GSoC 2018

From PostgreSQL wiki
Jump to navigationJump to search

This page is for collecting ideas for future Summer of Code projects.

Regarding Project Ideas

Project ideas are to be added here by community members.

NOTE: Google wants each idea to be supported by a few sentences and then a list of skills/reqs, difficulty level, potential mentors, expected outcomes, etc. Please add sections in this format.

Mentors (2018)

The following individuals have been listed as possible mentors on the below projects, and/or offered to be mentors for student-proposed projects:

  • Stephen Frost
  • David Steele
  • Aleksander Alekseev
  • Andrey Borodin
  • Alexander Korotkov
  • Simone Gotti
  • Anastasia Lubennikova
  • Atri Sharma
  • Teodor Sigaev
  • Oleg Bartunov
  • Mark Wong

High availability / failover based on logical replication for Stolon (2018)

Project Description

Currently there are plenty HA solutions for PostgreSQL based on physical (streaming) replication - patroni, Stolon, RepMgr, and others. Unfortunately there is no solution that uses logical replication introduced in PostgreSQL 10. The main advantage of logical replication over physical replication in this context is an ability to upgrade PostgreSQL without a downtime. Also logical replication allows to use temporary tables on replicas. The idea of this project is to introduce logical replication support for Stolon.

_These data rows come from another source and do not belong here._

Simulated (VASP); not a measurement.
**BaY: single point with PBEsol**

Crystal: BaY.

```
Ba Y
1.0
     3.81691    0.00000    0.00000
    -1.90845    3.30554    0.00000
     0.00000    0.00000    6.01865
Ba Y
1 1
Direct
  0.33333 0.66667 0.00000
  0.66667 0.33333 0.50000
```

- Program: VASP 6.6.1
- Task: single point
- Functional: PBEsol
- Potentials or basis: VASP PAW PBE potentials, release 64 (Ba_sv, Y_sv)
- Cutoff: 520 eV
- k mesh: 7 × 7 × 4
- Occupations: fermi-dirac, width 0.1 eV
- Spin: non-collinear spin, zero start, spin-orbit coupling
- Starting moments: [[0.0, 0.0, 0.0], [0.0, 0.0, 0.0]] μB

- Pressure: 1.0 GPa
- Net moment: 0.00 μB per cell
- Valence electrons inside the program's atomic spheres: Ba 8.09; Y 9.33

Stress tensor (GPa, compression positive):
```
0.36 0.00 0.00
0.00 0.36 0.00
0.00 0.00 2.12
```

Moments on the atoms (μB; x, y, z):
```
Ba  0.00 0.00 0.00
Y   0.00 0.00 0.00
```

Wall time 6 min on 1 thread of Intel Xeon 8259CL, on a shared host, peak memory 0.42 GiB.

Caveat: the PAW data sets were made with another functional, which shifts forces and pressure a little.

It worth noticing that this tool has a potential to evolve in a full-feature open source NewSQL layer on top of PostgreSQL that will support sharding, rebalancing (which is also impossible with physical replication), Percolator-like distributed transactions, convenient web-panel, etc. These are subjects for further GSoC projects though.

Skills needed
  • Knowledge of Go programming language
  • Optional - knowledge of Python programming language (for testing)
  • Experience of using Consul, etcd or similar service discovery application
  • Understanding of how distributed systems work - what is netsplit, leader election, Jepsen testing, etc
Difficulty Level

Above average.

Potential Mentors
  • Simone Gotti, Open Source software engineer and architect, Stolon developer
  • Aleksander Alekseev, PostgreSQL contributor, author of zson and pg_protobuf extensions, MSU lecturer.
Expected Outcomes

Augment Stolon to abstract away data replication technique, so that both streaming replication and logical replication could be used. It should also be noted that currently logical replication has some limitations, most importantly DDL replication is not supported. This particular project doesn't imply solving these issues.

Thrift datatype support (2018)

Project Description

One of advantages of document-oriented databases like MongoDB or Couchbase over RDBMSs is an ability to change the data scheme easily, fast and often. The traditional approach in RDBMS world involves doing an expensive ALTER TABLE operation, slow upgrade of an existing data, and stuff like this. This approach is often slow and inconvenient for application developers.

To solve this issue PostgreSQL provides JSON and JSONB datatypes. Unfortunately JSONB has a disadvantage of storing all documents keys, which is a lot of redundant data.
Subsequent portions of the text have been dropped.